Thursday, June 05, 2008

The Earl Brothers Impress Again













The Earl Brothers

Moonshine

When the Earl Brothers released their first album in 2004, the superbly-titled Whiskey, Women and Death, it was a shot of antique-sounding bluegrass in decidedly dark tones, as the recording’s name might suggest. Included on that debut disc were perhaps two of the finest original drinking songs ever recorded in the genre (“Been Sittin’ Here Drinkin” and “Bender”), as well as one of the finest and freshest takes on “Cluck Ol Hen” you’re likely to find anywhere.

Then in 2006 the band’s follow-up, Troubles To Blame, landed to a flurry of critical acclaim. The Earl Brothers had arrived and they played uncompromisingly traditional mountain music with attention-grabbing gothic undertones.

After just two offerings, a new disc from the Earl Brothers amounts to an event for a heap of bluegrass fans all over the country. In 2008, the band kept to its schedule of releasing a disc every two years with Moonshine. In it the California quartet is effectively sticking to its guns with twelve new tracks of original music.

At first listen, The Earl Brothers are easy to place. It’s gritty, gloomy, hillbilly music. This is a refreshingly simple bluegrass band that comes at the listener with no pretensions, just an honest take on life played with honest-to-God mountain music. In keeping with that theme, chief songwriter Robert Earl Davis seems uninterested in complex symbolism and extended metaphor. His formula is a simple one: See a thing, sing the thing, the thing’s the song. Consider these lines from Moonshine’s ninth track, “By the Side of the Road,” taken from the liner notes.

Billy was found by the side of the road
He wasn’t looking to good
Legs all bent from a bad accident
No one to call him there own

"By the Side of the Road" is a stand-out selection, as is the album's title track, "Moonshine" with its excellent first verse, which probably should have led off the album. Nevertheless Moonshine is thick with painful, gloomy and glorious twang that comes from another time - certainly the past, but maybe the future.

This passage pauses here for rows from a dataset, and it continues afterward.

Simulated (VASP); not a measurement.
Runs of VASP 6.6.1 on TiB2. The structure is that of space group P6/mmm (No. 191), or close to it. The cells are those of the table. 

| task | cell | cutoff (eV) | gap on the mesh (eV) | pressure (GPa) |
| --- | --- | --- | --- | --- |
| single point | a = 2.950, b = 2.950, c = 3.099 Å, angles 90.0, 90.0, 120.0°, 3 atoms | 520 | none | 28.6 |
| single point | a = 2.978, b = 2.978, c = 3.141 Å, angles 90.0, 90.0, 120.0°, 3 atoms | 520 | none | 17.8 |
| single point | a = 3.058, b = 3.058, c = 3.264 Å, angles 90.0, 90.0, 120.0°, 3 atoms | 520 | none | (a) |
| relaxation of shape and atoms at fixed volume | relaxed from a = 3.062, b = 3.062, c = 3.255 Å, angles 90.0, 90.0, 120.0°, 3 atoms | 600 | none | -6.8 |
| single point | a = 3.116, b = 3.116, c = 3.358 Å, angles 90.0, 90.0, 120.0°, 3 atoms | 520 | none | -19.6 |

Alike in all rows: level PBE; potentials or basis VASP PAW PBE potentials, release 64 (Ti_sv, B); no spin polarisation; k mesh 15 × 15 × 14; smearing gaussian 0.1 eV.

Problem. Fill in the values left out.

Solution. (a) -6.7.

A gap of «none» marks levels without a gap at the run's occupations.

All of which amounts to pretty standard fare for an Earl Brothers album. Of course, standard fare from the Earl Brothers being as good as it is, this disc is a keeper for anyone that likes their bluegrass straight-up, with a twist of the wicked.

2 comments:

Anonymous said...

Surely it says:

No one to call him their own

not:

No one to call him there own

John Louis Kerns said...

It's THERE. Taken straight from the liner notes.